Thursday 19 September 2019

Leo Varadkar on Brexit chaos: 'If the House of Commons went pay-per view, they would make a lot of money'

  • Taoiseach also takes pot-shot at Johnson's 'big girl's blouse' remarks about Corbyn
Taoiseach Leo Varadkar. Photo: PA
Taoiseach Leo Varadkar. Photo: PA
Taoiseach Leo Varadkar. Photo: PA
Cormac McQuinn

Cormac McQuinn

TAOISEACH Leo Varadkar has responded to the Brexit chaos in Westminster saying "if the House of Commons went pay per view, they'd make a lot of money".

He also took an extraordinary pot-shot British Prime Minister Boris Johnson says before they meet in Dublin.

He expressed surprise at Mr Johnson's taunts of Labour leader Jeremy Corbyn during heated exchanges on Brexit and the prospect of an election in the UK.
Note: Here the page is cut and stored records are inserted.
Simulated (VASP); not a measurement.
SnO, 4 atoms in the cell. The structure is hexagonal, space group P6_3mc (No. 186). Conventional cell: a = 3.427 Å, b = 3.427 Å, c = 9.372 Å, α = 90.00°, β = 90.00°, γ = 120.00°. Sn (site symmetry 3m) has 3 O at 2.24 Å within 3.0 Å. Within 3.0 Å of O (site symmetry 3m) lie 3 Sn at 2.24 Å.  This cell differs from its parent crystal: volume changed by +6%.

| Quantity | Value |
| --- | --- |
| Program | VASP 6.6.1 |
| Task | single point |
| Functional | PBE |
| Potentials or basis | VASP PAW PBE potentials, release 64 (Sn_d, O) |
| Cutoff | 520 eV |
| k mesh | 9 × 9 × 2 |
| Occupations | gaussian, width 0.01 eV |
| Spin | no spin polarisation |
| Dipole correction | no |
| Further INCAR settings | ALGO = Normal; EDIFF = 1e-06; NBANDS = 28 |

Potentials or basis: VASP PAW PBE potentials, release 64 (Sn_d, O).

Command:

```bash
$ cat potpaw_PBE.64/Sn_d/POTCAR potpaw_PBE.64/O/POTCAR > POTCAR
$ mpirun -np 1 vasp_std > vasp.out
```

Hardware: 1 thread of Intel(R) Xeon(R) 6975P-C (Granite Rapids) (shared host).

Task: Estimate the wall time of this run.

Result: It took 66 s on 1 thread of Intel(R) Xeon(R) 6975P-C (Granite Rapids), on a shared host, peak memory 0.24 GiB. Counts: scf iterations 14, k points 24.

Mr Varadkar said: "The Dáil is not always an example of virtue an there are plenty of non-sensical displays of behaviour... I don’t really think a Taoiseach would ever call somebody a big girls blouse.

"It’s just not what you would expect from the mother of all parliaments so I hope things improve," he added.

Mr Varadkar's remarks came at the Kennedy Summer School in New Ross, Co Wexford where he said UK politics has been "very volatile".

He is to meet Mr Johnson for the first time since he became prime minister in Dublin on Monday.

Mr Varadkar said he does not expect there to be a breakthrough on Brexit at their meeting.

Mr Varadkar also said: "No matter what happens we always have to monitor what happens in the UK which is our nearest neighbour... we’re going to need to have a good relationship with them political and economic.

"It has been very volatile over the last number of years."

Mr Varadkar said the Fine Gael-led minority government is dealing with its third UK prime minister since 2016.

"It's an extraordinary situation to be in and the fact that the people and policies change so quickly makes it very hard to come to an agreement.

"We put a lot of work, in good faith in Prime Minister [Theresa] May and her people over two years coming to an agreement [on Brexit].

"But now we have prime minister Johnson and his government resiling from commitments that were made back in December 2017 so it's very fluid situation to operate in but that's just the way it is and we have to do our best around that."

Meanwhile, Mr Varadkar also said US Vice-President could have been "more balanced" in his comments about Brexit during his visit to Dublin earlier this week.

Mr Pence raised eyebrows during the visit when he reiterated the US administration's support for Brexit and urged Ireland to negotiate "in good faith" with Mr Johnson.

Mr Varadkar said he views Mr Pence as "a gentleman" and a "decent man".

He also said: "He is a politician as well in the way that President [Donald] Trump is not.

"He’s, you know, a normal politician if you like, for want of a better term," Mr Varadkar said to laughter from the audience.

He added: "You know what I mean".

Returning to his meeting with Mr Pence he said: "I do think his comments that were made in relation to Brexit could have been more balanced."

He said it's not a secret that the Trump administration is supportive of Brexit.

He also warned it will take many years for Britain to negotiate post-Brexit free trade deals with either the US or EU.

Mr Varadkar said if the UK can negotiate them in three or four years "they'll be breaking records".